Much has been written about doing church as a team. We see all thru the New Testament Church Planting adventures that Paul was surrounded by others who were all-in with the vision of God to reach the world with the Gospel. Yet, within the nature of the modern church planter resides a subtle issue that can cause us to isolate and work independently of others as well as God’s Holy Spirit.
I am preparing for my family’s first ever Sabbatical that will be 85 days away from all forms of the church plant that is near and dear to my heart. I have been planning it now for almost 6 months. That preparation has caused me to look at team in a whole new light that has been aided by a popular leadership concept: starfish vs. spiders.
You see, my former style of leadership would have me at the top with the best information and best plan and have each team member connected to me individually where I can delegate and control. That is much like a spider that has a head and then a bunch of legs. The issue is that if a spider loses its head then the legs are of no effect. Ministry leadership that has too much stored in one head will find that to always be a bottleneck and can even be destroyed if the head is lost. That leadership style has been a slow change for me over the last few years and I have yet to arrive but the looming sabbatical has helped accelerate the progress. Can you imagine 85 days in a church plant in the spider structure – with NO Head?

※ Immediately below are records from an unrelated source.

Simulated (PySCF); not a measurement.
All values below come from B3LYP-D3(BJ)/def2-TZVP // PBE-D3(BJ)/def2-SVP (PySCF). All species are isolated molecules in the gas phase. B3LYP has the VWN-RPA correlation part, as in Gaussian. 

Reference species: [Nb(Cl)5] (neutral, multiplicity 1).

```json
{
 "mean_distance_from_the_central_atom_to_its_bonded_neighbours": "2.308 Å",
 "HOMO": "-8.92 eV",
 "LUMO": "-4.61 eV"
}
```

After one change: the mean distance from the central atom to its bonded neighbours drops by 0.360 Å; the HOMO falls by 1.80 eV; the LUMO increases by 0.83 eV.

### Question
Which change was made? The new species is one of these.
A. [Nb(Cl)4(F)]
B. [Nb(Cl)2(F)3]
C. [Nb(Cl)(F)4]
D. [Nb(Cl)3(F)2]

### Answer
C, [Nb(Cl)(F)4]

Thus, the starfish leadership illustration has become my newest favorite. A starfish is unique. Each leg has independent function from within the whole. You can cut one piece off and not only do the rest of them function just fine but the one will become a new starfish! Their decentralization doesn’t mean isolation but does mean they are always ready for regeneration. This means that every leg has the ability to work together and separate. While together, they carry out one primary vision. Once sent out separate (however that happens) they have the tools to work within a new independent vision and generate new legs that work within that new vision. For a guy heading on sabbatical, I want to be a starfish styled organization and leader.
To lead in this way, information can’t be bottled by any one head but must be shared both horizontally and vertically. Vision must be imparted early and often and repeated regularly so that the flag can be waived by many in the absence of one. Details must be generated by the stake-holders even if one leader helps cast the vision for the need of such detail. Assignments must be made that are not ‘orders from on high’ but are ‘opportunities to thrive’. Leaders are made in this type of environment where as followers are made in the prior. God’s Church needs leaders thus God’s ministry leaders must change their leadership development strategies. Can we?